Wesly: There’s a couple of reasons that we would note. Really, I would identify three different parties if you will, that are really raising this up, starting with regulatory factors. We’re actually seeing the state of New York, for example, recently held some ongoing discussions around ESG that both gathering information, also sharing their thoughts. As regulatory bodies are starting to account for it more, that’s going to push insurance companies to in incrementally making sure they’re aware. We do expect to see an uptick in the amount of reporting for ESG on behalf of insurance companies. So I think they’re trying to get ahead of some of that as well because it’s going to be important for their ongoing operations.
Secondly, it’s just stakeholders and shareholders as well, many are really wanting to be cognizant of what does an insurance company hold. And really in many ways, ESG and SRI have been part of an insurance entity’s investments for a long time. Health insurance companies will rarely buy tobacco, for example, as a good example. So I think there’s been an element of ESG within their investing profile for a long time, but we’re certainly seeing it uptick as well.
And then the third element is just general risk management. We have been doing ESG for a very long time at our firm. And the way we think about it is, how is it protecting against the downside? And we think that’s extremely important. So, I think as generally speaking, as more and more insurers start to view ESG as a risk management exercise as well, protecting to the downside, that’s only going to further bolster the amount of utilization and the importance of it within the investment community.
Stewart: I want to ask about the federal home loan bank borrowing program. First of all, what is it? We were talking about this when I was running money. That’s a really terrific program for insurers, particularly for what they naturally own. But first of all, what is it? And are you seeing insurance companies utilizing it? And if so, how?
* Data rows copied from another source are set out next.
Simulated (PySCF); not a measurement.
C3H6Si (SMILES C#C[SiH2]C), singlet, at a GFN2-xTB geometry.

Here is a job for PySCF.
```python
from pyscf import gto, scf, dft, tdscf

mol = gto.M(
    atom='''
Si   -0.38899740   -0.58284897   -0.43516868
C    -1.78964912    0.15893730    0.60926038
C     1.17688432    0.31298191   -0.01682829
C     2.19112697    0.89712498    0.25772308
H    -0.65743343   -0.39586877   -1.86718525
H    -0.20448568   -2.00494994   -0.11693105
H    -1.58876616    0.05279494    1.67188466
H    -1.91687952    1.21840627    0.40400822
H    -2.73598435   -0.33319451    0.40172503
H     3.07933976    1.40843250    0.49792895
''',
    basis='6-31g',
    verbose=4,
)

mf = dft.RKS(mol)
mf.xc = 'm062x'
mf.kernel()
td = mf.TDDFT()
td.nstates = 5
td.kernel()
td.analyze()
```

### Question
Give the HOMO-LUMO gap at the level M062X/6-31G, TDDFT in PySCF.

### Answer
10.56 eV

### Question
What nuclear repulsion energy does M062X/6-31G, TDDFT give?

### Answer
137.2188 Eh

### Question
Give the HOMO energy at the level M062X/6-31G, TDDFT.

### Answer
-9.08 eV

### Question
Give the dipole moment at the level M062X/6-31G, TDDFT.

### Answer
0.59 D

Wesly: Yeah, we continue to see an uptick in utilization. And it’s something that we’re excited about, not just from an asset management perspective, but we’re all ultimately clients of insurance entities as well. And the FHLV program really allows them to do several things. So the way it works is ultimately an insurance entity is able to pledge collateral and receive a line of credit from the FHLV. And from there, there’s a lot of flexibility on what they can do. A lot of insurance companies use it as a liquidity factor to help smooth out some of their operations throughout the year. That also allows them to not necessarily have to sell securities all the time in order to make claim payments. So it overall improves the general level of liquidity for an insurance entity. And so there’s a lot of benefits there.
But one thing we do want to note is it’s not an arbitrage investment, if you will. I think back to every finance class, arbitrage always comes up. It’s not risk free. There’s ultimately no real duration in that liability, but there is duration if you’re utilizing the proceeds to go out and buy securities on the other side. So one of the things that we’re really having a lot of conversations around right now is not creating an asset liability mismatch by buying longer and longer securities on the other side of a near zero duration liability. So it’s important. We think it’s an exceptional tool that really just about every insurer should look to utilize, but it’s important to put the risk management hat on, on the follow, and making sure that you’re not ultimately creating more risk in the portfolio by its utilization.
And then just the very last note there, we talked about core fixed income coming back in vogue, and you’re starting to see a little bit move away from private to as general rates have come up, that’s going to ultimately potentially weigh on some of the utilization, because core is going to be more liquid than more of the esoteric nature of what was held previously. So we might see a little bit of a reduction in utilization. That’s not something we would encourage. We would say, continue to utilize that line, keep it open, whether it be for buying short securities or just ensuring you’re not having to sell securities in order to fund claims on an ongoing basis.
Stewart: Yeah, you definitely don’t want to be a forced seller into any market. So the one thing you said at the beginning was that insurers can pledge collateral. It has to be a certain collateral. Is it agency resi mortgages? Is that what they primarily accept?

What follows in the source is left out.